Owing to the sampling procedure, virtual lexicons of the same size could potentially comprise completely different lemmas. However, since sampling was based on word frequency, high-frequently used lemmas were more likely to be included in several lexicons at the same time. As a consequence, small lexicon sizes shared a substantial proportion of their lemmas with each other while large lexicon sizes were more heterogeneous. Thus, small lexicon sizes were more likely to contain high-frequency lemmas but could also comprise lemmas with low frequencies. With growing lexicon size the amount of low frequent lemmas increased.
Estimation of virtual item and person parameters
In a next step, we examined whether the 379 words of our vocabulary test were included in each virtual lexicon or not. In other words, we let our virtual lexicons “take” each of the five versions of the vocabulary test by comparing the sampled lexicons with our test items. If a test item was included in the lexicon, we considered it as known by the virtual participant with the according lexicon size. In case a test item was not included in the lexicon, we assumed that is was not known by this virtual participant. Thus, we were able to compute the probability that a particular test item can be solved as a function of the size of a lexicon.
The relationship between item solving probability and lexicon size is just a special case of the dependency between person ability and item difficulty. In order to analyze such relationships, item-response models are ideal and thus commonly used in educational testing. Model estimation was executed with the ltm package for R (Rizopoulos, 2006). In the present study, we analyzed our virtual data using the two-parameter-item-response model (2 PL-Model; Embretson & Reise, 2000; Bock & Zimowski, 1997). In the 2 PL-Model, the two item parameters of difficulty and discrimination as well as the person parameter representing the latent ability are estimated. The model fitted our data, LL = −8307611, and a comparison with the simpler one-parameter model (LL = −8437834) revealed a significant improvement of model fit for the two-parameter model, ∆ χ² (378) = 260445, p < .01.
Because the fit of the model was adequate, we fitted item parameters using Conditional Maximum Likelihood (CML) and saved them for further analyses. All 70,000 virtual lexicons were included in the analysis. Item difficulty ranged from −4.85 and 3.19 (M = −0.36, SD = 1.98); its distribution is displayed in Figure 1 A. Item discrimination ranked between 0.79 and 4.18 (M = 1.63, SD = 0.78) and is presented in Figure 1 B.
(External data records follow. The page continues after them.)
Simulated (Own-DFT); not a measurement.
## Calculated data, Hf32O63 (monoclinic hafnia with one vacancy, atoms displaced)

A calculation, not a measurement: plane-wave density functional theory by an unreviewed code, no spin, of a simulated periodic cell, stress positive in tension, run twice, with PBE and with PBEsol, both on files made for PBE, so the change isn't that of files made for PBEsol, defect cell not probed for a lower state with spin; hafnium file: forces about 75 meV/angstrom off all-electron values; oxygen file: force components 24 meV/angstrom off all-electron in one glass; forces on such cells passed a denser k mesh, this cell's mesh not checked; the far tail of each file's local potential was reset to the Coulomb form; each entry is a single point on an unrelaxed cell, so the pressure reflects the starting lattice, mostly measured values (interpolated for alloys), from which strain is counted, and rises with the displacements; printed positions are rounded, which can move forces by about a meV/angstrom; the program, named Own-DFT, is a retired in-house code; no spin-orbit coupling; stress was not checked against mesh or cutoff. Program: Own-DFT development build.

Distribution of item difficulty (A) and item discrimination (B) derived from the virtual lexicons.
In addition, person parameters for the different lexicon sizes were calculated via expected-a-priori (EAP) estimation using the PP package for R (Reif, 2014). Estimated person parameters ranged from −4.10 to 5.52 (M = 0.03, SD = 1.63).
Because lexicon size (and, therefore, latent ability) was known a priori, this enabled us to relate person parameters and virtual lexicon sizes (see Figure 2). The relationship was very strong and could nearly perfectly be captured by a cubic function (R2 = .99). Since we know the relation between person parameters and lexicon size, we are able to transform person parameters to lexicon sizes (and vice versa). This procedure can also be applied to person parameters derived from empirical samples.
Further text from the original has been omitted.